US Claims Drone Strike Killed ISIS Leader in Eastern Syria

CENTCOM says it's assessing reports of a civilian injury in the strike

US Central Command on Sunday said that it killed an ISIS “leader” in a drone strike in eastern Syria that it launched on July 7 and suggested that a civilian may have also been injured in the bombing.

“On July 7, US Central Command conducted a strike in Syria that resulted in the death of Usamah al-Muhajir, an ISIS leader in eastern Syria,” CENTCOM said in a press release.

The press release said there were no “indications” that civilians were killed in the strike but that CENTCOM was “assessing reports of a civilian injury.” A recent CENTCOM drone strike launched on May 3 killed a civilian in northwest Syria.

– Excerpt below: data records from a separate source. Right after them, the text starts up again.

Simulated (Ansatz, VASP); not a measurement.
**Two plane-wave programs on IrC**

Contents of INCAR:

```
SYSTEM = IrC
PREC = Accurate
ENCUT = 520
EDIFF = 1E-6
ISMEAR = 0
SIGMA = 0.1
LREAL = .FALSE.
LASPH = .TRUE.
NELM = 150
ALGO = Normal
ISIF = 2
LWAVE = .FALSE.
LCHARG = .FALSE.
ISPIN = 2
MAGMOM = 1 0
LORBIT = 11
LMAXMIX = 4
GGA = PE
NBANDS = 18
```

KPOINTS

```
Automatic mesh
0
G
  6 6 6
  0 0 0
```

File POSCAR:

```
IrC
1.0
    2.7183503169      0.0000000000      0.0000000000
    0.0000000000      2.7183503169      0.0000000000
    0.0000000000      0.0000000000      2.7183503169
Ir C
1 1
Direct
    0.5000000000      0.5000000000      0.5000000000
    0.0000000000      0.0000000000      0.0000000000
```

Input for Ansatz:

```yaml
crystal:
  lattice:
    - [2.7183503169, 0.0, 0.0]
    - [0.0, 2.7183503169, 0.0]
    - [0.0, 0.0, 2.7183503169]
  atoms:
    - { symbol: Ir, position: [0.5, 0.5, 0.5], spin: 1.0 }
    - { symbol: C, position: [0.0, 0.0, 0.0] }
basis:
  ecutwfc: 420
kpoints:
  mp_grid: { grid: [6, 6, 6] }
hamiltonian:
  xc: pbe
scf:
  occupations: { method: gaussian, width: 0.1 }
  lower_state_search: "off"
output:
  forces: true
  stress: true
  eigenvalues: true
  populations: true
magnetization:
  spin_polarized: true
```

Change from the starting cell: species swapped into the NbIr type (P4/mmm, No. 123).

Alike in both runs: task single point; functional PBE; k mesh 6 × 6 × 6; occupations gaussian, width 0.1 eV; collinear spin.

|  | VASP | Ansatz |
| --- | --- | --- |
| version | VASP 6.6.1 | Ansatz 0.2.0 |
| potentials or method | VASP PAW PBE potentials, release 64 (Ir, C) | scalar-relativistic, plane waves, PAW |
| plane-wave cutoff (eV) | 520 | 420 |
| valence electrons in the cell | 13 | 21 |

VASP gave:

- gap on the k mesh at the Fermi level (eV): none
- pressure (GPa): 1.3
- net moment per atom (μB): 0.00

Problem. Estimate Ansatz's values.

CENTCOM has been accusing Russia of “harassing” its drones over Syria and said the MQ-9 Reaper drone that launched the July 7 strike was “the same MQ-9s that had, earlier in the day, been harassed by Russian aircraft in an encounter that had lasted almost two hours.”

Russia is an ally of the Syrian government based in Damascus, which opposes the US occupation of eastern Syria. Damascus and its allies are all sworn enemies of ISIS and would continue fighting the terrorist group if the US pulled out of Syria.

Operations against ISIS serve as the US justification to keep about 900 troops in Syria and back the Kurdish-led SDF, but the occupation is part of the US economic war against Damascus, which includes controlling Syrian oil fields and crippling economic sanctions that are designed to prevent the country’s reconstruction.